Moment_One

Pitch

Carole Bouchard, Producer — Mark Morgenstern, Director

Synopsis

Montreal, near future. This is a world where each person has their own personal heads-up display via augmented-reality contact lenses and auditory implants, and we are all logged into a shared electronic fabric at all times.  
 
Jennings and Clarke, a couple of programmers, have been developing software that makes projections of people based on their personal digital histories, and tonight is the night to test it with a group of friends. 
 
Things get challenging when one of the friends, Celeste, is confronted with a simulation of her late boyfriend Max. The projection, built from data culled from all of the friends, is a better simulation than expected. It seems to be just like the original Max; they have created a digital ghost. How much of what they’re seeing is Max? Is Max in there somewhere? Can Celeste and her friends simply shut it down at the end of the night? 
 
The experiment of building avatars based on our digital lives is a glimpse into the very near future: we are already uploading parts of ourselves into a digital universe without having thought out all the consequences. This is where we are going to live. Sooner than we think. 

concept art by Meinert Hansen, location view by Christine Claire Deita

Visual Treatment

Moment One is a feature length near-science-fiction drama, unfolding in one long night, between a sunset and a sunrise, in a single location on a roof in downtown Montreal. What starts as a party with a little experiment turns into a trip into the digital shadow world we have been building around ourselves for years.

This movie is designed from the ground up as an elegant, contained film. Everything happens in one location, no big VFX are required, no greenscreens. The digital projections of our characters generated by the film’s avatar software will simply be played by real actors, cast for resemblance, or actual twins. The “projections” will glow with soft, slightly unrealistic lighting,  because that is how they will appear in our characters’ mediated perceptions.

This future is not going to look as futuristic as we think; under everyone’s personal projections, or “skins” as they are called in the film, the actual physical buildings are unchanged, decaying, hardly updated since 2000.  Our world is only prettied up and maintained virtually, in our aforementioned internal projections. Since the whole film happens on a rooftop, all of the other buildings in the skyline are distant enough that we won’t need to modernise them.  The rooftop in question also has most beautiful sunrises and sunsets in Montreal.

When not out on the roof enjoying the panorama, this film is an intimate, personal journey accompanying Celeste and her friends though the surprises mined from their personal digital histories. The camera will stay close to them, sharing their conversations, catching the subtlest of emotions as they discover themselves through their projections. We’ll float around the party, like a spirit checking in on the living, flowing from one relationship to the next, dancing with the subtle music that envelopes these moments.
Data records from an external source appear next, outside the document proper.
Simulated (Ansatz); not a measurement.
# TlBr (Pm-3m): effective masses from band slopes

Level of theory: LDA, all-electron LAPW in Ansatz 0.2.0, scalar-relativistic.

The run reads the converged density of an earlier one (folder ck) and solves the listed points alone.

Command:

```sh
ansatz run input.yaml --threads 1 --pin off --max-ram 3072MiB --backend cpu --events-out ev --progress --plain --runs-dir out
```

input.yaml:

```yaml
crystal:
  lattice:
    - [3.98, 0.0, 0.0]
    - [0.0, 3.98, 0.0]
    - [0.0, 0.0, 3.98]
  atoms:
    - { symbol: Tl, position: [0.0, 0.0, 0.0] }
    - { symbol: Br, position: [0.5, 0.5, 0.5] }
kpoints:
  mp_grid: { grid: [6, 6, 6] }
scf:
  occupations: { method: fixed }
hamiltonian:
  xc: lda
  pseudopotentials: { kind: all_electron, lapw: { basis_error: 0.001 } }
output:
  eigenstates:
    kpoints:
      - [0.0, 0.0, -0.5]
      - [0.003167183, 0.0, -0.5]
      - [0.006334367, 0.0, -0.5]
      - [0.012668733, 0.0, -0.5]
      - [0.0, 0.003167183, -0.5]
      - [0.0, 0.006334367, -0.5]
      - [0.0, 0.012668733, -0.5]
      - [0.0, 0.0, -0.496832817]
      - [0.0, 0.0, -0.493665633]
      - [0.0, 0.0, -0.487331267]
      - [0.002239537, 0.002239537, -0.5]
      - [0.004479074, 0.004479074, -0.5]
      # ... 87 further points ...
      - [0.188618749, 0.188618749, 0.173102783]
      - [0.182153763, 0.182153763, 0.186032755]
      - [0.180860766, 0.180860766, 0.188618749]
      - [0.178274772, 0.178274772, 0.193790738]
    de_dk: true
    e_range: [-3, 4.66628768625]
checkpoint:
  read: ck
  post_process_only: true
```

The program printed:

The music itself forms part of the digital fabric our characters are in: although diagetically motivated by a DJ present in the film, it seamlessly turns into the movie’s enveloping soundtrack, interwoven with a surround-sound threading of different conversations from various corners of the room. On the other hand, when we find ourselves in intimate scenes, all the extraneous sounds, as per the characters’ subjectively modulated hearing, get filtered away and we’re just in the moment. Sometimes we may occasionally focus on just one voice as they travel deep inwards, with the camera tangentially illustrating their conversational questions with slow motion extreme closeups of a hand reaching to touch an arm, a dropped glass with a slowly spreading pool of drink, or a dancer with their eyes closed.

This film is at the threshold between our physical, organic world and the digital, electronic one we have been investing ourselves into. It’s about the beautiful shared fabric we are building, no matter what the medium. It’s about where we are going next.

concept art by Meinert Hansen

Team

Carole Bouchard - producer

Carole has worked on large independent films with a wide range of budgets as a VFX producer. Her first short as a producer, The Freak, won best animated film and audience favourite at Palm Springs and got an honourable mention at Sundance. She is Metis Innu.

Mark Morgenstern - writer & director

Mark has directed or co-directed short films that were selected at TIFF and Mannheim, won awards at WorldFest Houston and Yorkton’s Golden Sheafs, and got nominated for Genies. He also works as a director of photography and cameraman.

Sylvaine Dufaux - director of photography

Sylvaine shared DOP duties with Mark on Jeanne Crépeau’s La Fille de Montréal. She’s done local independents and big American blockbusters: she just finished operating the A camera on the latest Star Wars movie, Solo.

Bruno Pucella - sound designer

Bruno has done a very large amount of Quebec’s independent productions, including Mark’s previous two films, Je fonds en comble and Before I go, in 5.1 and 7.1 surround.

Marc Leclair - composer

Known as Akufen or Horror Inc., Marc composed the music for Mark’s last short, Before I go. His personal album My Way (2002) put the Montreal electronic music scene on the world map.

Gunnar Hansen - vfx supervisor

Not only is he world-class in his work (a Captain America and a Bond film), but he is also an aficionado of low-tech artsie Melies-style solutions to VFX problems: the short 8mm in-camera no-editing film science fiction film he made with his brother Meinert  made it all the way to Cannes.

Meinert Hansen - concept artist

Meinert worked on Arrival, 300, Upside Down, and The Spiderwick Chronicles. He can do all flavours of futurism, from steampunk to minimal abstract. His online portfolio.

Jean-Yves Martel - executive producer / mentor

Jean-Yves Martel is an entrepreneur, executive producer and financial consultant with vast experience in new media and high profile international productions. He produced the Oscar winning “The Old Man and the Sea”.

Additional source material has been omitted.